Thomas Love Peacock 

Thomas Love Peacock was an English novelist, poet, and official of the East India Company. He was born on 18th October 1785 in Weymouth, Dorset, England and died on 23rd January 1866 aged 80.

Major Works

Headlong Hall” (1815)
“Nightmare Abbey” (1818)
Maid Marian” (1822)
“Crotchet Castle” (1831)

Biography Timeline

Thomas Love Peacock was born on 18th October 1785 in Weymouth, England. His father was Samuel Peacock a glass merchant and his mother was Sarah Love, daughter of a ships sailing master in the Royal Navy.

1791: The family goes to live with his mother’s family in Chertsey.

1792: He goes a school at Englefield Green near Runnymede in Surrey run by Joseph Harris Wicks.

1794: His father dies leaving a small allowance for the family.

1795: His first known poem is an epitaph for a fellow school child.

1798: He is taken out of school, presumably because of money troubles within the family.

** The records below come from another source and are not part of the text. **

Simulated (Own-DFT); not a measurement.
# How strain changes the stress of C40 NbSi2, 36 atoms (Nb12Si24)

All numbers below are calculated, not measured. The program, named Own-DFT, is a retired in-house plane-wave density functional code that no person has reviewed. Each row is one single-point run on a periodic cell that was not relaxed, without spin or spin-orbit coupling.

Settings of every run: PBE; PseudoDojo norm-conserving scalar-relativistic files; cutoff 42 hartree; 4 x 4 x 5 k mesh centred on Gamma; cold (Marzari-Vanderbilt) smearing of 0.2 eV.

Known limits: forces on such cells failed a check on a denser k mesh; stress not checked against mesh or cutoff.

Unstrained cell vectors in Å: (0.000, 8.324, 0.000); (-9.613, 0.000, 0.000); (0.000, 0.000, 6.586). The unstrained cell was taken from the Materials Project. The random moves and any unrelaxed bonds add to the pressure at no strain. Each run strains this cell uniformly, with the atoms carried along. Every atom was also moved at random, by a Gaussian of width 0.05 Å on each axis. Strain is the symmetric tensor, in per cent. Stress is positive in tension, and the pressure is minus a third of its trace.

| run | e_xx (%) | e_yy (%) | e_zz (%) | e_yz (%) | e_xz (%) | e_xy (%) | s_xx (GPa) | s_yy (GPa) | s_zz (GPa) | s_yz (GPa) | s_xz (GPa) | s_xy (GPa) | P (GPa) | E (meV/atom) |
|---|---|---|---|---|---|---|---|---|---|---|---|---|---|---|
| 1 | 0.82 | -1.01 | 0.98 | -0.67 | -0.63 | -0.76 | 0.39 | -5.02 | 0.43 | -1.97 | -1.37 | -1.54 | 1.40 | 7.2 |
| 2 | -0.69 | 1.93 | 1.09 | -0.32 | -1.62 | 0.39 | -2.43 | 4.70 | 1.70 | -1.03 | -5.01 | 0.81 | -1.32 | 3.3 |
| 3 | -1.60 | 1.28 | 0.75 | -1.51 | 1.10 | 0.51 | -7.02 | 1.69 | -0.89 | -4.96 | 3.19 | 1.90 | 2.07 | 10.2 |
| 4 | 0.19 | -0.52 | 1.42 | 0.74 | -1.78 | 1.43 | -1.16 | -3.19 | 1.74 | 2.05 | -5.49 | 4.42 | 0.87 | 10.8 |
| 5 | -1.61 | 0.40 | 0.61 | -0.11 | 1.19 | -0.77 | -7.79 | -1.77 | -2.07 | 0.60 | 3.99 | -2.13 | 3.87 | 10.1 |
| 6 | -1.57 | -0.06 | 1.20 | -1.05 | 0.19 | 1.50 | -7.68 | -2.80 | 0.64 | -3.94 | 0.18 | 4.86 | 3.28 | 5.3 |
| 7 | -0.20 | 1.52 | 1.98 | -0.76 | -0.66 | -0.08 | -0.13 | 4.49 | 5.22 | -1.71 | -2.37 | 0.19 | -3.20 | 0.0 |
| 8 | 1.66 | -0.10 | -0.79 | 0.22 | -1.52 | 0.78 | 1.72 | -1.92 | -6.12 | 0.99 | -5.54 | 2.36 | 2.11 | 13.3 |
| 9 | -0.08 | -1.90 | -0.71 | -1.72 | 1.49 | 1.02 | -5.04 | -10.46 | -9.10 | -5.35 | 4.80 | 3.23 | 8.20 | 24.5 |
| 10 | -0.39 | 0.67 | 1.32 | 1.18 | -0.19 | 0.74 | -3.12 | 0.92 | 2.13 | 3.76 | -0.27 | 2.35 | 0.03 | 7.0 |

1800: He gets a job as a clerk at Ludlow, Fraser, and Company merchants in the City of London and lives with his mother on the premises in Throgmorton Street. He begins writing poems and essays and writes for “The Juvenile Library”. He begins frequenting the reading rooms of the British Museum which he will regularly from now on.

1805: He publishes his first collection of poems called “Palmyra” which has a favourable reception.

1806: He leaves his job and goes on a walking tour of Scotland on his own. He publishes the poetry collection “The Monks of St. Mark” 

1807: He returns to live with his mother and briefly gets engaged to Fanny Faulkner but breaks it off when her relatives disapprove.

1808: He becomes Private Secretary to Sir Henry Popham, a fleet commander in the Royal Navy and later serves aboard HMS Venerable with Captain Andrew King although the ship never goes to sea.

1809: He leaves HMS Venerable in March and walks around Ramsgate before returning home to Chertsey. He then charts the course of the Thames from its source to Chertsey.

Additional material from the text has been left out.